A 36-bit system with (it sounds like) 9-bit bytes stores bit 8 of a int in bit 8 of a char, and bit 9 of the int in bit 0 of the next char; memcpy won't change that. They're asking for somthing like:
unsigned int x = in[0] + 512*in[1] + 512*512*in[2] + 512*512*512*in[3];
/* aka x = *(int*)in */
out[0] = x & 255; x>>=8;
out[1] = x & 255; x>>=8;
out[2] = x & 255; x>>=8;
out[3] = x & 255;
/* *not* aka *(int*)out = x */
The amount of effort for a compiler to process optimally all 72 variations of "read/write a signed/unsigned 2/4/8-byte big/little-endian value from an address that is aligned on a 1/2/4/8-byte boundary" would be less than the amount of effort required to generate efficient machine code for all the ways that user code might attempt to perform such an operation in portable fashion. Such operations would have platform-independent meaning, and all implementations could implement them in conforming fashion by simply including a portable library, but on many platforms performance could be enormously improved by exploiting knowledge of the target architecture. Having such functions/intrinsics in the Standard would eliminate the need for programmers to choose between portability and performance, by making it easy for a compiler to process portable code efficiently.
I'm not disagreeing, just showing code to illustrate why memcpy doesn't work for this. Although I do disagree that writing a signed value is useful - you can eliminate 18 of those variations with a single intmax_t-to-twos-complement-uintmax_t function (if you drop undefined behaviour for (unsigned foo_t)some_signed_foo this becomes a no-op). A set of sext_uintN functions would also eliminate 18 read-signed versions. Any optimizing compiler can trivially fuse sext_uint32(read_uint32le2(buf)), and minimal implementations would have less boilerplate to chew through.
> Although I do disagree that writing a signed value is useful
Although the Standard defines the behavior of signed-to-unsigned conversion in a way that would yield the same bit pattern as a two's-complement signed number, some compilers will issue warnings if a signed value is implicitly coerced to unsigned. Adding the extra 18 forms would generally require nothing more than defining an extra 24 macros, which seems like a reasonable way to prevent such issues.

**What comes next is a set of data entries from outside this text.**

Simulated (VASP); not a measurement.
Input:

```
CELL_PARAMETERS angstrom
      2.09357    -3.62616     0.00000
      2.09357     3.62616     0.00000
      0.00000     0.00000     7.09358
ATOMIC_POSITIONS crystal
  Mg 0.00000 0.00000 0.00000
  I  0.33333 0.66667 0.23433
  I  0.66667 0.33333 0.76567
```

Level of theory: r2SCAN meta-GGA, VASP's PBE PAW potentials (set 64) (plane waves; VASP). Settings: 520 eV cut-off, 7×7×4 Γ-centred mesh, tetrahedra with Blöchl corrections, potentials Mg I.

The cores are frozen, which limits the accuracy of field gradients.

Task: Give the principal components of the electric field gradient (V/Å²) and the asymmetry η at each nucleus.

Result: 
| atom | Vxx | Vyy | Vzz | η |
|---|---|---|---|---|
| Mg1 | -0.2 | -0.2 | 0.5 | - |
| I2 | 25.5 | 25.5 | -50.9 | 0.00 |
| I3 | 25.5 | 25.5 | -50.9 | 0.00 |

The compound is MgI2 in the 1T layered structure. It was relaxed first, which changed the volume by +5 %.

72 static in-line functions. If a compiler does a good job of handling such things efficiently, most of them could be accommodated by chaining to another function once or twice (e.g. to read a 64-bit value that's known to be at least 16-bit aligned, on a platform that doesn't support unaligned reads, read and combine two 32-bit values that are known to be 16-bit likewise).
Far less bloat than would be needed for a compiler to recognize and optimize any meaningful fraction of the ways people might write code to work around the lack of portably-specified library functions.